Posts Tagged ‘Paris Photo’

4000 Posts

Tuesday, January 5th, 2021

I’m not a big one for anniversaries and so on. But I’ve just noticed that today this is the 4000th post on >Re:PHOTO since I began this site on December 1st 2006. That first post has been edited since then to reflect the reason I began posting here, which was to provide an audience for my writing about photography (and also my photography.) I’d been writing professionally about photography on the web since 1999, and it was becoming clear that I was likely to lose my position before long – for the offence of writing too much about photography.

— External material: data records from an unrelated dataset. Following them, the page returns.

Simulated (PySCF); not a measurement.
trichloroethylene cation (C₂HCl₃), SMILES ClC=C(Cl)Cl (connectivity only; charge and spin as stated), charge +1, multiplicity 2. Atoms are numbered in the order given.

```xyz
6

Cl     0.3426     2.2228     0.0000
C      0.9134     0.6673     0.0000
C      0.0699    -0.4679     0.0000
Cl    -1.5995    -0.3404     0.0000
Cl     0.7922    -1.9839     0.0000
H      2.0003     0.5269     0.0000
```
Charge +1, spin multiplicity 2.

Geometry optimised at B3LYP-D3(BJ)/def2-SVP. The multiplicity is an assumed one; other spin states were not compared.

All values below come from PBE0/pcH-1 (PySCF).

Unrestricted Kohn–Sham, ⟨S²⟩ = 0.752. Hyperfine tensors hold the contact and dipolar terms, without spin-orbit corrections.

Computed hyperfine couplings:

That first post was just an introduction to me, though a second post that same day was a short opinion about Paris Photo, which I’d attended the previous month. Here is its in full:


Paris Photo

Paris was full of photographs in November, and there were some great ones at Paris Photo. But there were things that were hard to take too. Large empty wastes of dollar-rich nothingness covering the walls of some galleries. Vintage prints pulled from some photographers waste-bins and awarded stupendous price-tags. I found it hard not to burst out laughing when a dealer came up to the person next to me and told her the price of one rather ordinary ’60s fashion print was 20,000 euros. A couple of years ago we would have though 200 rather steep, and 2000 definitely well over the top.

Still, all good news for investors, and for the minority of photographers who have a place on the gravy train. There were a few other photographers around, trying to talk to dealers, but this wasn’t the place for it. “Best if you e-mail us” they were politely brushed off.

The first day I had a panic attack of sorts as the place got more and more full of people, all there for the free opening party, and had to rush out and up from the bunker into the fresh air above. The next day things were better, less crowded, but still more a place for millionaires than photographers.

But fortunately, there was much more in Paris than Paris Photo.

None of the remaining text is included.